I haven't known how to tell the next part of my story.

The part that comes after the drama of discovering Mr. Scabs disloyalty,
kicking him out of the house,
buring all his underwear,
having tourettes,
asking him to eat the scab,
the mysterious paralysis of my legs and then the healing of those legs,
the disipating fog of limbo,
bits of hope
and the conscience decision to work on our marriage.

As my legs healed and grew stronger I began to walk and ride my bike and practice yoga again. Life felt slow.  I was careful and observant.  I watched mr scabs tear down walls and gut our 50's style kitchen and tinker, rebuild and remodel.  We were both incredibly vulnerable; just like the kitchen, we were being gutted.

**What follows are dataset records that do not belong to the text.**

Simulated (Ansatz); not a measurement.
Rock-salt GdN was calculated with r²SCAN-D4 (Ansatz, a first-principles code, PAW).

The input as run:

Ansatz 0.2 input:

I handed him nails and hammers and drew outlines and consulteed with experts on our new kitchen. All the while, not knowing what to do about the disaster that had become our life.  Advice, opinions and stories filtering over my ears into my gut shaped my thoguhts and so i did what i have always done; move forward and take another step in the direction my feet were pointed.

I had to trust that.

I had to trust the ups and downs.  I had to invest in discovering, exploring, understanding and studying the ins and outs of this new life with Mr. Scabs ...we had an uneasy agreement to work on ourselves and see what would happen.

There were times we slept in the same bed and sometimes the guest room became Mr. Scabs room. Sometimes we went on vacation together and other times we left Mr. Scabs at home.  Sometimes I was in and other times I was out. There were times I contemplated shaving off one of his eyebrows while he slept and other insane times I'd ransack his truck certain I'd find evidence.  And then, there were times we'd take the family to the dog park and run and play like we were the couple that fell in love years ago!

But mostly, I carefully observed.  I watched him from the safety of my boundaries.  I watched him rebuild those kitchen walls.